I can convey it to you better with this visual:

image

☑️ In this chart, we are looking at the retained count of customers who signed up for an e-commerce website over a 24-month period. The chart is divided into groups based on the month in which the customers signed up. Each row represents a different group, and each column represents a different month.

☑️ The numbers in the chart represent the count of customers who are still active (i.e., not churned) from each group for each month. For example, in the first row (the group of customers who signed up in December), 985 customers were active in the first month, but by the 12th month, only 359 customers were still active.

☑️ By looking at this chart, we can see that retention rates tend to decrease over time for all cohorts, but some cohorts may have higher retention rates than others. This information can help us identify which groups are the most valuable and which may require more attention to improve retention rates.

☑️ As we read down the columns, things start to get more interesting, and potentially more complicated. But bear with us. In the chart below, there is a big drop in numbers for most months between columns three and four, noticeable by the sudden change in shading between those columns: darker to lighter.

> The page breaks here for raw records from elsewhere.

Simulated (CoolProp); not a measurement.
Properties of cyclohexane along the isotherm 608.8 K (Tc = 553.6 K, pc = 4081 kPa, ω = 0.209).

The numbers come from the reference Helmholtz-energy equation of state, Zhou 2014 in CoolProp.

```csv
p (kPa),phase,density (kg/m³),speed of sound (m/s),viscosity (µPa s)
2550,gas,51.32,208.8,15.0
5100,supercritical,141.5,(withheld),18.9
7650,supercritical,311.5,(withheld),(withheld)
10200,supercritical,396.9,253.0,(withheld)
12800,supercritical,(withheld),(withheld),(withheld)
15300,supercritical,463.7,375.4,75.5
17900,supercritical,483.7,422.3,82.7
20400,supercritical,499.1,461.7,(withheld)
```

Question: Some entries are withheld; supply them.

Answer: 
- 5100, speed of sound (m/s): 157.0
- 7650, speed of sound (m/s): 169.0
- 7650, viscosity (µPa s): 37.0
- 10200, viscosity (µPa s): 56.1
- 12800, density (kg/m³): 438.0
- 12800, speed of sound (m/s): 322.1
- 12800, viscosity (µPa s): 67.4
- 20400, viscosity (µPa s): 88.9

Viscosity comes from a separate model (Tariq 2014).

☑️ What we can take from this is that the critical time for customer retention is three months after the first purchase. Armed with this knowledge, the eCommerce business can now start to address why this is happening and start rolling out new measures to halt the trend. For instance, it might develop a loyalty campaign around the three-month mark to draw customers back in and ward off the march towards ever-fading attention. Adding seasonal campaigns can also increase the number of active customers by attracting their attention.

Let's do the Steps to Conduct Cohort Analysis 🔄📊

❗ Before conducting cohort analysis, it's crucial to have a good understanding of the dataset. Once you are well-versed in the dataset's metadata, your workload in cohort analysis will be reduced. In other words, it's essential to perform data cleaning and preprocessing meticulously. Here are some things I pay attention to in my own work on this analysis:

✏️ Correcting the data types of columns (such as CustomerID and InvoiceDate).

✏️ Filtering out customers who have canceled their subscriptions, as they could lead to misinterpretations in cohort analysis (I filtered out customers with Customer IDs starting with 'C').

Step 1️⃣: Creating a Cohort Table

☑️ The first step in conducting cohort analysis is to create a cohort table. This table includes a group column that allows you to group customers based on the month they registered or the product they purchased. Additionally, when creating this table, you should generate calculated columns such as "Active Customers" and "New Customers."

☑️ Active Customers: This column represents the total number of active customers within each cohort. Active customers refer to those who continue to make transactions within a specific cohort. This helps identify customer loyalty and those who provide continuous revenue.

☑️ New Customers: This column represents the number of customers who started making transactions within a specific time period in each cohort. This column is essential for measuring customer acquisition and monitoring the behavior of new customers.

☑️ When creating the cohort table, each customer should be assigned to their respective cohort using date fields like the registration date or invoice date. This table enables you to make comparisons between cohorts and analyze customer behaviors in the subsequent steps.

Active Customers = DISTINCTCOUNT(FactSales[Customer ID]
New Customers = 
    CALCULATE(
        [Active Customers],
        FactSales[Months Since First Transaction] = 0 )

Step 2️⃣: Creating a Period Table and Calendar Table

The next step is to create a period table, which will help you visualize the external months as a list. This list will create a table field ranging from 0 to 24.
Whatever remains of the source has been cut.